How Tharp's Work Compares to Pure Technical Analysis
Tharp's approach is fundamentally different from pure technical analysis:
| Dimension | Tharp's Approach | Pure Technical Analysis |
|---|---|---|
| Primary focus | Psychology, position sizing, exits | Entries, patterns, indicators |
| Entry importance | ~10% of results | Primary focus |
| Position sizing role | The key determinant of success | Often an afterthought |
| Belief about prediction | "Prediction has nothing to do with trading well" | Prediction is the entire point |
| System evaluation | SQN, expectancy, R-multiple distribution | Win rate, profit factor |
| Self-work emphasis | 60% of success | Rarely discussed |
| Market type awareness | Mandatory -- different systems for different types | Often ignored -- one system for all |
Tharp's framework is meta-technical analysis -- it provides the structure within which any technical approach operates. A trader using Tharp's framework with a simple moving average crossover system and proper position sizing will likely outperform a trader using the most sophisticated pattern recognition without position sizing or psychological discipline.
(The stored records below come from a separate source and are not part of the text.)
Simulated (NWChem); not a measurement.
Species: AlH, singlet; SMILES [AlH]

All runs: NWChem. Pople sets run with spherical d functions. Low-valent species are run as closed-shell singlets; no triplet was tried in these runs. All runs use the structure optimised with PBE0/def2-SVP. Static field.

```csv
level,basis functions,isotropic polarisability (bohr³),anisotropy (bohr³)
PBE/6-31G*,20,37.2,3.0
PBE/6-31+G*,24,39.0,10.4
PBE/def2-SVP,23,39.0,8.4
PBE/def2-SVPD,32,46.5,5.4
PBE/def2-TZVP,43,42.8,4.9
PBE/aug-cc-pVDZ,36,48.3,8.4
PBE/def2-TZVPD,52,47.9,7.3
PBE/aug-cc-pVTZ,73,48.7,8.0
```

The Transformation Requirement: Is 1,000+ Hours Realistic?
Tharp's Super Trader program requires an extraordinary time commitment. At 3 hours per day, 1,000 hours represents approximately 14 months of daily work. This is comparable to other mastery estimates (Gladwell's 10,000-hour rule, Ericsson's deliberate practice research).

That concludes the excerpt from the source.